A football team of eight-year-old children in Illinois decided to take a knee during the national anthem to show their support for protests in St. Louis over the acquittal of a white police officer who was accused of killing a black man following a car chase in 2011.
The team’s coach, Orlando Gooden, said that he was having a discussion with the team about the protests during practice.
“One of the kids brought it up and asked, ‘What’s going on in St. Louis? Why are they demonstrating and rioting?'” Gooden told the Belleville News-Democrat. “He’s just an 8-year-old baby and he’s asking me why they are doing it. I felt it was a teaching opportunity. As a coach and adult, it’s your role to protect those that are weaker and to enlighten them when you can.”

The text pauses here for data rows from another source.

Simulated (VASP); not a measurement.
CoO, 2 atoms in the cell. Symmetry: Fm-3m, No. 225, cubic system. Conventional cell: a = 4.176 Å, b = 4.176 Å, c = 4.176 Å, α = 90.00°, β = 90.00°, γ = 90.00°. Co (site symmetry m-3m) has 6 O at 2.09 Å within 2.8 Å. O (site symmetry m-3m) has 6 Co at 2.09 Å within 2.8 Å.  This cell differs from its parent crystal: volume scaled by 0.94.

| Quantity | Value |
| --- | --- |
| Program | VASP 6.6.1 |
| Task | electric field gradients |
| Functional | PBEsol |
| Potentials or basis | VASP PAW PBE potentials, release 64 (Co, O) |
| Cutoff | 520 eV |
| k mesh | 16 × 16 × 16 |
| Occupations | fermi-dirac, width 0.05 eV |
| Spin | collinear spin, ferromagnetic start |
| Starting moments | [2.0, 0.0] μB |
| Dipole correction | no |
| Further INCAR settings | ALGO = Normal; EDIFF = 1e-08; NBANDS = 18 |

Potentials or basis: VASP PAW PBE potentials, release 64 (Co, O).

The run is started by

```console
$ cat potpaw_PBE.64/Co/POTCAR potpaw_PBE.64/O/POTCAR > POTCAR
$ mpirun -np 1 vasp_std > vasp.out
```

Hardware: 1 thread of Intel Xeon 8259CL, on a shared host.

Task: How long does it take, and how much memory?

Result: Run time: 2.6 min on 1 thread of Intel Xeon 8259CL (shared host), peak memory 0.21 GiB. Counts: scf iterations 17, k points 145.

One of the kids told Gooden: “Because black people are getting killed and nobody’s going to jail,” Fox 2 St. Louis reported.
The discussion led to the topic of professional football player Colin Kaepernick and how he knelt during the national anthem last year to protest racial injustice.
One of the kids asked if it was okay to kneel during the national anthem, to which Gooden replied: “What I teach my kids is love, integrity, honesty, fairness and respect for their boundaries.”
All of the parents on the team supported the decision for the kids to take a knee during the national anthem.
“As long as I have support of my parents and team, I’m perfectly fine, and I’m covered under the First Amendment to peacefully protest and assemble,” Gooden said.
“I told them kneeling is a show of respect, not for those who broke boundaries — I support only peaceful protest — but for the innocent lives that have been touched by injustice,” Gooden said.